A Goa police station’s decision to curtail Ganesh Chaturthi celebrations at its premises to five days, instead of seven or 11 days as has been the custom for decades, has won appreciation from people in Goa’s second biggest town Margao….reports Asian Lite News
According to Police Inspector C.L. Patil, celebrating the festival for fewer days means more focus on actual policing duties, like safeguarding apartments of those who have left for their native villages on account of the festival and keeping law and order in check.
“Curbing the number of days of Ganesh Chaturthi celebrations at the police station premises would mean more efficient policing, more policemen available for real policing work, like beats, keeping watch on closed homes and apartments and maintaining law and order,” Patil said
Celebrating the popular Ganesh Chaturthi festival and installing the deity at police stations for 11 days is a popular custom in Goa.
The practice is also followed in some police stations during Christmas when fancy, decorative cribs with idols of baby Jesus in a stable are depicted.
In the recent past, the ostentatious presentations during religious festivities at police stations have been criticized in some quarters.
When Patil was posted to the Margao Town police station in 2015, he had cut down the Ganesh Chaturthi festivities at the station from 11 to seven days, a move which drew protests from police personnel who saw it as a break in long-established tradition.
“Ganesh festivals have been organised in our police stations for decades because once upon a time, due to lack of transport, our personnel could not visit their homes for the festival and instead they would celebrate at the police station itself,” Patil explained.

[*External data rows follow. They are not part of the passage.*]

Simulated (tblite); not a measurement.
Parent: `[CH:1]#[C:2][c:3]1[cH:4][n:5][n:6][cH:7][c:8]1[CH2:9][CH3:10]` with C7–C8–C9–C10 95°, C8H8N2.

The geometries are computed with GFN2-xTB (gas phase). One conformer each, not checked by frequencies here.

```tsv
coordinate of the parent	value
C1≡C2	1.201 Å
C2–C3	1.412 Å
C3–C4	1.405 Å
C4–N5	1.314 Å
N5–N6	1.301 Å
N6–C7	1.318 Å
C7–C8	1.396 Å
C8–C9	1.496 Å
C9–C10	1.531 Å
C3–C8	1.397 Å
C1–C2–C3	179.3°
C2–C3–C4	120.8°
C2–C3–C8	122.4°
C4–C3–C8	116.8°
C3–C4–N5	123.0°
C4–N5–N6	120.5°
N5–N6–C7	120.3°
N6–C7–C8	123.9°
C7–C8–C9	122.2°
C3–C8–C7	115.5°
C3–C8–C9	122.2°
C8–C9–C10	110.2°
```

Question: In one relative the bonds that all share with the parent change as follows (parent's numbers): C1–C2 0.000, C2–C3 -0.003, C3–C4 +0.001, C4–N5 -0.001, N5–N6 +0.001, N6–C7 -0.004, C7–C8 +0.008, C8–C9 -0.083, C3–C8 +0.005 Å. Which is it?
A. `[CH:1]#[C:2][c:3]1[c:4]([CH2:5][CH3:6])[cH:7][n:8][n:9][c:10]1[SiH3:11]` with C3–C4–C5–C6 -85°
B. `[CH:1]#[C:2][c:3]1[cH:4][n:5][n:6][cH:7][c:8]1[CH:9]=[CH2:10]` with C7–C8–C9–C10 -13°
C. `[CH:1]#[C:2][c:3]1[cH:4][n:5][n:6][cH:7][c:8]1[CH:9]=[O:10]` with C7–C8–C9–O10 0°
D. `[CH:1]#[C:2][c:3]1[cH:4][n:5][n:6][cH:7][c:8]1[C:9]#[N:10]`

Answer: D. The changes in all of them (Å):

“We would be serving people better if there were no festivals organised in our police stations. A police station is a secular place where people from all walks of life and religions visit to address their grievances,” he said.
He said the practice of hosting a Satyanarayan Puja, an annual ritual involving the worship of Lord Vishnu, at the police station had been stopped.
At his police station especially, the officer claims, there is shortage of space even for police sub inspectors to work and to host such festivals means even lesser space for executing day-to-day police duties.
On Tuesday, Patil’s decision to do a minimalist version of immersion parade of the deity (after five days of worship) before peak traffic hours, without crackers and loud noise, instead of the whole music-dance shindig as was the practice in the past, has not gone unnoticed.
“The police Ganesh immersion procession is indeed a very decent one. No power-packed music, no abusive fireworks… Truly worth appreciation,” says Savio Coutinho, a former chairperson of the Margao Municipal Council. Margao has a population of nearly one lakh.